Saturday, 25 February 2012

in the moment

While attempting to clear random rubbish out of my external hard drive (20 pictures of the same pose, movies that I never bothered to watch again, and lots of junk from uni work), I came across album after album of pictures from 2004 to present.

I started clicking through these forgotten pictures, reminiscing, laughing...at the stupid haircuts, clothes, and poses. My God, how times have changed. 
Then I realised how sad it is that I'm storing these precious memories in a piece of equipment that will one day meet its death due to overloading. When was the last time I kept a physical photo album-- those plastic ones that make sticky velcro-like noises when someone flipped through them?
 Nearly 10 years ago. 
My collection of photo albums died at the birth of digital cameras. 

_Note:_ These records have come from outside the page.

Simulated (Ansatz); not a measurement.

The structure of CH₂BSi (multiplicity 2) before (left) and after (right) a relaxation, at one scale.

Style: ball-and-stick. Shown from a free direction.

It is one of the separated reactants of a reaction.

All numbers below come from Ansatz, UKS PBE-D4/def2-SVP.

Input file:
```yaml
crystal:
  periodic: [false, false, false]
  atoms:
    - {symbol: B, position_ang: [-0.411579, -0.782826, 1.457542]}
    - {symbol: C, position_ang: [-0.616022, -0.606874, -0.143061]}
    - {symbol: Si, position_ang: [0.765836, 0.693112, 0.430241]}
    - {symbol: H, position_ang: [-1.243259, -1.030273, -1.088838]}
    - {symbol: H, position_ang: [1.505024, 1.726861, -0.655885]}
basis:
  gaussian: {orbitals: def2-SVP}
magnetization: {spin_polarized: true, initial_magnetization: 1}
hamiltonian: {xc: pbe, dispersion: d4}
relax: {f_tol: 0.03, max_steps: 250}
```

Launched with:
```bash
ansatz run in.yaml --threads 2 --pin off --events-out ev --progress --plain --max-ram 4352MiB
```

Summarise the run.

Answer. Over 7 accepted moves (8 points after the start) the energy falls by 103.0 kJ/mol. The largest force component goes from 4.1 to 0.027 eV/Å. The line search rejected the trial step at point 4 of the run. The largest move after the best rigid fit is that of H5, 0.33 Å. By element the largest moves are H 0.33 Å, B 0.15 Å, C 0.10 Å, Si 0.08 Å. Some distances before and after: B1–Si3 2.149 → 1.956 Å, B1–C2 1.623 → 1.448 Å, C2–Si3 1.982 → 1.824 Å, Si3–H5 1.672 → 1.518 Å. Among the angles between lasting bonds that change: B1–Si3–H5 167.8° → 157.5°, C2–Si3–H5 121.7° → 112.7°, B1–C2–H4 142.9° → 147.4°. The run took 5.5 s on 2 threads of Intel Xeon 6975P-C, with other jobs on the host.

My mother used to nag at us for taking pictures out of the photo albums, and for not storing developed ones properly.  She says that if we don't look after them, in 30 years to come we will have no physical memory of our past. I guess she speaks from experience: in her younger days cameras were a luxury to keep. Unlike my niece whom we can take 100 pictures of anytime we want, my mother and her siblings had very few photographs of themselves during their childhood. They have a treasure of inspiring stories to tell from their youth, but these are only stored in memory. I remember being told how one one of my uncles was born during the Japanese Occupation, and had to be hidden by my grandmother in a huge drainpipe to avoid being killed by the Japanese. Till today I think about how strong the older generation are in comparison to us! 

We were lucky enough to recover an old black and white album from my grandparents' house. The cover is falling apart but the few precious photographs, though yellowed with age, is still there for many generations to cherish. 

What will we, people of the 21st century, be passing to our great-grand children in the future?
Hard drives that will probably be as outdated and as useless as the Floppy Disk.
Perhaps by then laptops with USB slots won't even be feasible for use, like how those elephant-like processors operating on DOS are to us today. 

I may have one of my nostalgic days where I want to sit in front of the cabinet and pore through the photo albums, but then being in the more advanced stage of the 21st century I might plug in my dusty hard drive only to realise that the fall that it took two days ago completely killed it, along with all my photographs. Technology, though ingenious, can be the bane of our existence sometimes. 
And sadly, I still deny this even after numerous incidents where I've lost my entire work.

So make an effort, dig through your files, and send them off to be printed. 
Give your children, grand children and great-grand children a chance to get to know you through your precious stills when your memory loses its battle to age. After all, a photograph tells a thousand words.
Plus it will provide them with much entertainment to laugh at your so called fashion sense.